Critical Language winner ­goes from U-Hall to Jordan

Clare+VanSpeybrocek

Courtesy of Varya Bazalev

Clare VanSpeybrocek

Finish finals early. Move out of U-Hall. Go to Jordan.

This was Clare VanSpeybroeck’s pre-summer checklist last June after winning the Critical Language Scholarship, CLS, a summer-intensive program targeting critical languages — non-Western European languages with critical demand, but limited access. With the scholarship, she travelled to Amman, Jordan for eight weeks, where she studied Arabic.

The CLS program is an overseas language program of the U.S. Department of State for students enrolled at American universities. The program is focused on full immersion into critical language and culture and is completely free.

There are 15 critical languages that are part of the program, including Chinese, Portuguese, Turkish, Urdu, Hindi, Japanese and Korean. According to the program’s website, the languages are “critical to national security and economic prosperity… preparing students for the 21st century’s globalized workforce.”

VanSpeybroeck, a sophomore Arabic and international studies major, started learning Arabic through English Second Language, ESL, classes in her hometown, the Quad Cities. There, she met women from Morocco, Sudan and Iraq.

“They were all able to speak Arabic together and I had never realized the regional diversity of the language,” she said. “That’s why I chose it — it’s a language that held so much potential for communication.”

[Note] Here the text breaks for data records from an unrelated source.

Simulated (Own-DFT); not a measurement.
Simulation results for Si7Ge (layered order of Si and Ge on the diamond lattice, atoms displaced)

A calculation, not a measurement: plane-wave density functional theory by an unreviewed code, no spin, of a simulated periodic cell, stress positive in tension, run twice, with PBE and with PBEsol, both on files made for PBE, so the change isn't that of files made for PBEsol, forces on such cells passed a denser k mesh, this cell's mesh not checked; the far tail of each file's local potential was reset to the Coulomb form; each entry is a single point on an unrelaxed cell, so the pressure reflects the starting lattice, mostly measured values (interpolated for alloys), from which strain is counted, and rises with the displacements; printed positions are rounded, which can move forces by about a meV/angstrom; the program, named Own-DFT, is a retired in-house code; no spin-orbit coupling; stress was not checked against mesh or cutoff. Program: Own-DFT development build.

Arabic is spoken in more than 25 countries with 420 million native speakers, according to World Atlas. It’s also the fastest growing language in the U.S. — Arabic speakers over the age of five increased by 29 percent between 2010 and 2014, according to Pew Research data.

Though access to learning Arabic is limited, with only 161 high school programs offered nationally as of March 2017, it is increasing. Arabic enrollment in higher education increased by 51.5 percent between fall 2013 and 2016, according to a report by the Modern Language Association.

“In the early 1980s, it was primarily only the larger research universities, public and private, that offered Arabic language courses,” said history professor Warren Schultz. “That began to change soon thereafter, and by the mid to late 90s more and more universities began to teach it.”

VanSpeybroeck also has access to Arabic language here in Chicago. 2013 census data showed that 12,811 Chicago citizens speak Arabic as their first language, and many CPS schools offer Arabic classes.

“It all feels so unlocked to me now that I know the language,” she said. “I love to go to restaurants and order in Arabic. Shout out to Mr. Falafel on Devon and California.”

In Jordan, VanSpeybroeck’s day-to-day was centered around learning the language. She, alongside the rest of her cohort, spent an hour each morning learning media-Arabic – Arabic specific to news – an hour learning the Jordanian dialect and then two hours of Modern Standard Arabic, the standard Arabic spoken throughout the world, she said.

Learning the Jordanian-specific dialect was specifically helpful, she said, because DePaul only teaches MSA.

“MSA is kind of like speaking Old English — you wouldn’t actually go around saying, ‘Where art thou,’” she said.

Outside of language learning, VanSpeybroeck’s time was spent cafe-hopping and salsa dancing. On the weekends with her Jordanian language partners, she would go to Wastal-Balad, downtown Amman, visiting museums and restaurants and salsa dancing at an old hotel.

Her host mother was a single woman in her 40s who spoke no English.

“It was awesome for our proficiency because we wouldn’t be able to speak with her unless we were speaking Arabic,” she said. “She was also unbelievably kind and made great food.”

Through the CLS program, VanSpeybroeck reached mid-to-high intermediacy, allowing her to build relationships with her host mother and Jordanian students without the binds of a language gap.

VanSpeybroeck often felt that receiving the scholarship was an honor she hadn’t earned, being the youngest in her cohort.

“One of the members of my cohort fought in Syria against ISIS last year,” she said. “And I’m just a sophomore at DePaul studying Arabic.’”

But with her continued work in Arabic education, VanSpeybroeck proves the scholarship was well-deserved. She now volunteers at MIRA, the Middle Eastern Immigration and Refugee Alliance, where she runs the front desk with an employee population made up of 90 percent refugees, she said. She also teaches weekly ESL classes to Arabic native speakers. 

Looking forward, VanSpeybroeck hopes to work in the foreign service, and plans to eventually make her way back to Amman.

“Once you feel completely comfortable, is when you’re getting ready to leave,” she said. “So I’ll be going back.”